Therefore, in this study, YOLOv7-tiny is used as

a baseline to be developed to improve the detection of

small objects in UAV images through architectural

modifications and contributions:

▪

Proposing modifications to the YOLOv7-

Tiny architecture by adding high-resolution

detection paths and scales to improve

detection performance.

▪

Adjusting anchor box configuration using

the Manhattan distance-based K-means

method

based on object size distribution in

UAV images.

▪

Conducting a comprehensive evaluation of

the influence of architectural modifications

and anchors on detection performance.

2 METHODOLOGY

2.1 Dataset

This study utilizes a combined dataset from three

main sources for vehicle detection in UAV images

(Muzammul et al., 2024). The first source is the

aerial-cars dataset, which consists of 153 annotated

images (Butler & Leung, 2024). The second source,

the M0606 subset of the UAV Detection and

Tracking Benchmark (UAVDT) (Du et al., 2023),

includes 1,255 images with a variety of viewing

angles, lighting, and backgrounds. The third source

consists of 157 images extracted and manually

annotated from videos with a resolution of

2720×1530 pixels at 30 fps, recorded using a DJI

Phantom 4 Pro drone (P. Wang et al., 2024).

All images are annotated in YOLO format, with

five parameters relative to image size: class ID, center

coordinates (x, y), width, and height of the bounding

box. The dataset includes four object classes, namely

car, truck, bus, and minibus, and is randomly divided

into 90% training data and 10% test data.

RITECH 2025 - The International Conference on Research and Innovations in Information and Engineering Technology

2.2 YOLOv7-Tiny Architecture

Figure 1: YOLOv7-Tiny Architecture with Scale Optimization.

In this study, a small object detection model

was developed using YOLOv7-Tiny as its basis.

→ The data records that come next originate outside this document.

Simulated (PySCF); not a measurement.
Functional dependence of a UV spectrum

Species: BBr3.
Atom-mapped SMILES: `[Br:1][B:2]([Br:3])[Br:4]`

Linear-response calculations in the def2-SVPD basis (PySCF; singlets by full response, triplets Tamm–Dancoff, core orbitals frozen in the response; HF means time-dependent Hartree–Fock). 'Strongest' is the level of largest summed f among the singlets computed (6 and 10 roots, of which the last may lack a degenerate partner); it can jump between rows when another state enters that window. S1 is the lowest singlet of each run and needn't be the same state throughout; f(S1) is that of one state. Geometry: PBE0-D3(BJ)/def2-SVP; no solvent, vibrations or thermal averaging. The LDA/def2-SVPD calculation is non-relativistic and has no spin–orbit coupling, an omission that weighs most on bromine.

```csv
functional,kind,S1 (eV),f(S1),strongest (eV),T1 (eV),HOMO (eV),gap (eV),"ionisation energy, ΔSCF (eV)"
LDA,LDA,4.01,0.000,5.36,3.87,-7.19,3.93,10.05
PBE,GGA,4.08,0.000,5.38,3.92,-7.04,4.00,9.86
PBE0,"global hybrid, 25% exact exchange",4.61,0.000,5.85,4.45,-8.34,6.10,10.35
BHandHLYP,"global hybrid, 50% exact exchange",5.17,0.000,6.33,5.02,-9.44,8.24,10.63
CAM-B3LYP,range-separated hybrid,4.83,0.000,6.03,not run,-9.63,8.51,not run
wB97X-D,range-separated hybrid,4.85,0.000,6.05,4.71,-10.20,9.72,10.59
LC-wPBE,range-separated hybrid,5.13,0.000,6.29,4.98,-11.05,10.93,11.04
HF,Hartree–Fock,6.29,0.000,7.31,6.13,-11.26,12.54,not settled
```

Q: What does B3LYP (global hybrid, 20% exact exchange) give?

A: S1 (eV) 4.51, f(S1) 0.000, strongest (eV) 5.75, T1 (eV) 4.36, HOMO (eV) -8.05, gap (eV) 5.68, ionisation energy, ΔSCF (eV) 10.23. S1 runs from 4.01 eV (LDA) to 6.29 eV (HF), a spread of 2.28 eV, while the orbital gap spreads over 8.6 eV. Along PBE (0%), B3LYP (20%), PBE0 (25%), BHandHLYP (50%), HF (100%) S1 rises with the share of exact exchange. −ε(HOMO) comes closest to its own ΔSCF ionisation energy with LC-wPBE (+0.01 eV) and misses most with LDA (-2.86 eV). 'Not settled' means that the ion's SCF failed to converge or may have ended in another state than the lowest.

YOLOv7-Tiny has a concise model structure and

high inference speed, making it suitable for use on

devices with limited resources (Cheng et al., 2024).

However, the model's detection of small objects in

images with complex backgrounds still needs to be

improved and requires further optimization and

refinement (Gong et al., 2022).

Because YOLOv7-Tiny has a lightweight

architecture and is suitable for running on edge GPUs

(R. Liu et al., 2024), this study uses 416×416 pixel

RGB image inputs. This size was chosen to reduce the

computational load and speed up the inference

process, making it more efficient than the standard

640×640 pixel size (LU et al., 2023) and consists of

three main components, namely the backbone, neck,

and head (D. Cao et al., 2025). The backbone acts as

a feature extraction layer and consists of several main

modules, namely Convolution-BatchNorm-

LeakyReLU (CBL) (Gong et al., 2024), Efficient

Layer Aggregation Network (ELAN-T) (Lee et al.,

2024), and Max-Pooling (MP) (Deepti Raj &

Prabadevi, 2024). The CBL module, which consists

of convolution layers, batch normalization, and the

Leaky ReLU activation function, serves to extract

feature information from images. Meanwhile, the

ELAN module is built by combining several CBL

blocks through branching paths, thereby increasing

the network's learning capacity. The MP module uses

max-pooling operations to perform downsampling

and reduce feature dimensions (Chen et al., 2024).

The neck serves as a feature concatenator by

utilizing the SPPCSP (X. Cao et al., 2024), CBL, and

ELAN-T modules. The SPPCSP module consists of

Spatial Pyramid Pooling (SPP) (Dewi et al., 2023),

which uses max-pooling at multiple scales to capture

cross-resolution information, and Cross Stage Partial

(CSP) (Dewi & Juli Christanto, 2022), which

performs concatenation to enrich feature

representations. This neck structure adopts the Path

Aggregation Feature Pyramid Network (PAFPN)

(Ang et al., 2024) approach, which flows feature

information top-down and bottom-up to strengthen

multi-scale detection. In this study, optimization was

performed on the neck by adding a new extraction

path from one of the ELAN-T layers in the backbone

to the head, forming an additional 104×104 pixel

detection layer. The addition of this path allows for

more optimal utilization of high-resolution feature

flow, giving the model better sensitivity to small

objects that are often missed in standard

configurations.

With optimization as shown in Figure 1, the head

layer now has four detection scales, namely 104×104,

52×52, 26×26, and 13×13. With the addition of new

detection scales, the configuration in the head section

must also be adjusted, particularly in relation to the

number of output channels generated at each scale.

This is important because each feature map in the

head is tasked with generating predictions in the form

of bounding boxes, confidence, and object classes.

Therefore, the number of output channels at each

scale is determined using the equation:

Output channel = number of anchors x (5 + C) (1)

Where 5 represents the bounding box coordinates

(x, y, w, h) and confidence, while C is the number of

classes. For example, in the COCO dataset which has

80 classes, the calculation becomes 3×(5+80)=255,

resulting in outputs of 52×52×255, 26×26×255, and

Improvement of Unmanned Aerial Vehicle Object Detection Through Scale Optimization and YOLOv7-Tiny Anchor Adjustment

13×13×255. Meanwhile, this study uses four classes,

so the number of output channels is 3×(5+4)=27.

Thus, the four optimized detection scales, namely

104×104×27, 52×52×27, 26×26×27, and 13×13×27,

have produced outputs that correspond to the number

of classes in this study's dataset, as shown in Figure

(a) (b)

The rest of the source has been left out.